‘By the Grace of the Game’
Steve Greenberg
Livia Grunfeld–Lily, she goes by, or Anyu, “mother” in Hungarian, as loved ones call her–is 96. Still cooking holiday meals in the Bay Area; still playing bridge with friends. She likes to quip that when she’s sitting down, she still feels young.
That she has lived to tell her story is a blessed miracle.
Her story– the Grunfelds’ story–has been written by grandson Dan, whose new book By the Grace of the Game: The Holocaust, a Basketball Legacy, and an Unprecedented American Dream [Triumph Books] chronicles a family’s unimaginable tragedy and sports salvation.

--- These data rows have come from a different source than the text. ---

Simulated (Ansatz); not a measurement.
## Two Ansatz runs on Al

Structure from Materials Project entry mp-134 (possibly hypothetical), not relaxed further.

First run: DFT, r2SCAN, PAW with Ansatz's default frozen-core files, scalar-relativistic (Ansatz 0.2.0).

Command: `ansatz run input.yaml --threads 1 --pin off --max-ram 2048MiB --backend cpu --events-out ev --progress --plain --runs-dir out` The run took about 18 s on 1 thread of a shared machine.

Ernie Grunfeld, son of Lily and the late Alex, arrived with his parents in New York from Transylvania at age nine and went on to play nine years in the NBA and serve many more as an executive in three organizations. His most notable years were spent–as a player and later as general manager–in New York with the Knicks, and he is believed to be the only NBA player, and possibly the only athlete in major American team sports, whose parents survived the Holocaust.
Dan Grunfeld played basketball at Stanford and had a successful pro career overseas, ending it in Jerusalem, where he became an Israeli citizen.
“There’s darkness in the story,” he said, “but there’s a lot more light. This is ultimately a hopeful, happy, inspirational story. That’s why I wrote it.”
Grunfeld wrote the book after extensive interviews with his grandmother and–in something of a breakthrough–his father, who’d never spoken much about the family’s egregious loss. Alex’s parents and siblings, both sisters, were lost. Anyu’s parents and five of her nine siblings, too. All perished at Auschwitz.
Anyu had been caught by Nazis and placed in a Budapest ghetto, where she went into hiding and would be saved–twice, according to Grunfeld–by the Swedish humanitarian Raoul Wallenberg. He would disappear in 1945 after reportedly sheltering thousands of Jews and is believed to have died soon after while imprisoned in Moscow.
Half a century later, Grunfeld, who today is the director of a venture-capital firm based in Menlo Park, Calif., became Stanford’s leading scorer. Before he signed out of school with a club in Germany, he had to run it by someone dearly important to him.
“I write in the book that I’m probably the only professional basketball player who had to call his grandmother and ask permission to sign his first professional contract,” he said.
What she told him is heart-rending and beautiful. She said, “Sons are not responsible for the sins of their fathers.” She told him to go and have a great experience there. He would remember her words often as he chased his dream, and certainly again throughout his time in Israel.
“This history is always with me,” he said. “There were times it did weigh on me. It was something I thought about always.”
Grunfeld’s father has, of course, read the book. Discussions about it, though, aren’t so easy.
“He’s very proud of me, very grateful,” Grunfeld said. “But it’s difficult. Basketball took him away from a lot of those things. Now I’m telling the story, and it makes him look back.”
But it was a book Grunfeld had to write. It is, after all, his own life story.
“It’s a story that matters to me,” he said, “but I think it’s also very relatable. I’m a human being here because of my family, its survival, and because of the love of family.
“I always had a profound sense of what basketball had done for my family. I’m very close with my grandma and very close with my dad, but it’s not something he talks about publicly. As I learned about what they went through so I could have the life that I have, it became my dream to tell it.”